The importance of Brand Guidelines

The importance of Brand Guidelines

What are brand guidelines, and why are they important? When do you need them and what should be in them? – This article aims to try to answer these fundament questions about brand guidelines and help understand how they create a stronger brand and business model, so everyone can be singing off the same hymn sheet so to speak…

What are Brand Guidelines?

Brand Guidelines or brand books, style guides, brand standards, however you want to call them, is a guide to how your business communicates to its customer base. It sets out fundamental rules and guides about the business principles, ethos, the logo, colour palette, typography, imagery, photography, visual device, advertisement, stationery and wording. It acts as a flexible yet robust guide to helping you maintain a strong personality to your brand that will involve and aim your businesses interests at your intended audience.

Why are Brand Guidelines important?

Every company already has there own brand, even if they don’t know it, but without a guideline to help define it and keep it consistent among employees and outside sources it is difficult to maintain a brand which is strong and recognisable in the noise of today saturated markets.

Consistency as noted above, is important to maintain a strong brand, keeping everything with a similar tone, or design making sure it‘s more recognisable, with set rules and guides in place means its harder to stray off target.

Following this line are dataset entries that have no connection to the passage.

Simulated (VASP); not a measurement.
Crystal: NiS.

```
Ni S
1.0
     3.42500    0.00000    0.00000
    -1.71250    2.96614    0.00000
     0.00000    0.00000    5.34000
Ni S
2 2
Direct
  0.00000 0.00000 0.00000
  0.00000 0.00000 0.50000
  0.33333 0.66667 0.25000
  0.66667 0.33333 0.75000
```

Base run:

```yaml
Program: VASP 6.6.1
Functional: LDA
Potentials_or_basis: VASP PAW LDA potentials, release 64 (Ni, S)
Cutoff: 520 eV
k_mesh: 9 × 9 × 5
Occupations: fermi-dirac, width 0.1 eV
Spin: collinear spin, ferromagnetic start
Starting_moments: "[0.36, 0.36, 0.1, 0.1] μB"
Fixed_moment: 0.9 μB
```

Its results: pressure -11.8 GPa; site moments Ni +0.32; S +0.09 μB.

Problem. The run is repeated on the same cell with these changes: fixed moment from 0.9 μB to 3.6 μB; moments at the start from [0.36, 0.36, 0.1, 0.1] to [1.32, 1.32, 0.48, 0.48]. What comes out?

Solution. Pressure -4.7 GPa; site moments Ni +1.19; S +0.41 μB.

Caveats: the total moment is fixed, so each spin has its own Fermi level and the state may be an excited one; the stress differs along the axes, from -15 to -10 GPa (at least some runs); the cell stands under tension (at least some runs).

It allows for more time, as without a guideline there is no substantial material to help with designing, time can be wasted on redoing design work or designs may go off on there own direction, weakening the overall brand. Templates save time as well, with a lot of the basic design work already set out, it can be a simple as just filling in the gaps with new content.

Brand Guidelines also give you something to support your argument with and something tangible to check back with and making sure the brand is being used correctly even if work is outsources.

When should you have Brand Guidelines?

Sooner rather then later is the simple answer, in a smaller business it might be okay without – say if your just the one person then its probably less essential because all the communication is coming from the same person so essentially its your personality adapted for your business. However, if the business grows to have more staff and as your business opens up to more channels of marketing communication, it becomes more and more apparent to have a brand guideline in place, to lay down the ground rules of your overall communication.

What should be included in a brand guideline?

First and foremost, a good guide is, well a guide; you have to make rules and some boundaries, but also keep it flexible enough to move forward and change and develop as the company changes and develops. This said here are some of the key areas a brand guideline will include:

Business Overview – its vision, personality, values and history.

Mission statement – include what your business wishes to achieve and maintain and promise to its customers.

Tone of voice – a brief description to how the company should represent tone of voice, this may also includes associating words (word banks), to help keep a consistency across different written content.

Logo Usage – how the logo should be displayed, size restrictions, space restrictions, colours to use and how it displays on different background and on different colours, as well as what not to do with the logo.

Colour palette – what colours are used in the brand with breakdowns and even hierarchy of colours.

Type style – the fonts and styles of elements such as headers, sub headers, paragraphs, small text (copyright text for example) and quotes should be considered, along with size ratios to each other.

Image style – The style of images should be explained and examples of photography or illustration provided to get the general feel of the style. Usually Brand Guidelines are accompanied with a band of general images that may be used along side the literature.

Templates – usually starting with business stationery such as business cards, letterheads and compliments slips, these should be designed with the logo and brand in mind and set out as examples on the guidelines.

Additional templates for other literature such advertisements, posters, brochures, leaflets, POS, and even web based layout can all be included depending on the type of business and complexity you wish for your templates. But keep in mind, it’s a guide and it needs to be flexible, rules can be adapted and creativity still needs to play a key part to make sure your brand shows its own individuality.